Last Updated on: 5th October 2014, 12:30 pm
Wow. This is just weird. Apparently, some scammers have started phoning and emailing people pretending to be Regions Bank. They ask them to call this other number and give out their credit card number, expiry date and other info. But what’s the weirdest part is when the scammer phones, people’s caller ID’s have been popping up the words “this is a scam,” and the people who provide the caller ID databases can’t seem to explain why that’s happening, or at least that’s how I understand it. Maybe someone can straighten me out.
Here’s the point where I go on my old tyrade. If you get a call from a number asking you to give personal data, don’t give it like an obedient little sheep. Google is a wonderful tool, as is your bank. If the call you receive asking for data is automated, hang up on it and google the number if you have a caller ID. If you don’t have caller ID, call your bank and ask if they need you to renew information, or go visit your local branch. If there’s an actual human on the other end of the phone asking for info, say you don’t give personal data over the phone and let the human have a nice meeting with the dial tone. If you don’t google the number or ask your bank, just go with your gut. If something feels wrong, it probably is, and you’ll be a lot better off if you just don’t respond. If the bank really wants to get a hold of you, they will send you a letter in the mail, or you’ll find your credit card has been frozen until you give them what they need, or something. The bank doesn’t just go away. These scammers will give up.

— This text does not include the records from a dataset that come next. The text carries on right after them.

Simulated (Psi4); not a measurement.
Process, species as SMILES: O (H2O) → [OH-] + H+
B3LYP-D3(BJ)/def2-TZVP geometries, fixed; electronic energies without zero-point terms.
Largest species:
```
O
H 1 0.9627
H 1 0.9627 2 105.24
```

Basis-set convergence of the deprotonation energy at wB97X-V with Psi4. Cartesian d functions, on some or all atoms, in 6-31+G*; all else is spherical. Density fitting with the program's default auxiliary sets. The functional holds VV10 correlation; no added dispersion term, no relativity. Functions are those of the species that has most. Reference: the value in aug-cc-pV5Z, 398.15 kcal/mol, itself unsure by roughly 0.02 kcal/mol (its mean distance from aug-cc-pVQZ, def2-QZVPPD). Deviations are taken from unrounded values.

I have to admit the people perpetrating this scam are persistent. Not only do they have the person’s phone number, but their email address, which makes me wonder how much data they’ve stolen already. I could see some people thinking “well, the bank does have both my phone and email address, it must be real.” So I could see a lot of people falling for this one. All I know is if you have caller ID, and your caller ID says “this is a scam,” and you still call it and give out the data, you’ve just crossed over the victim/retard bridge, never to return.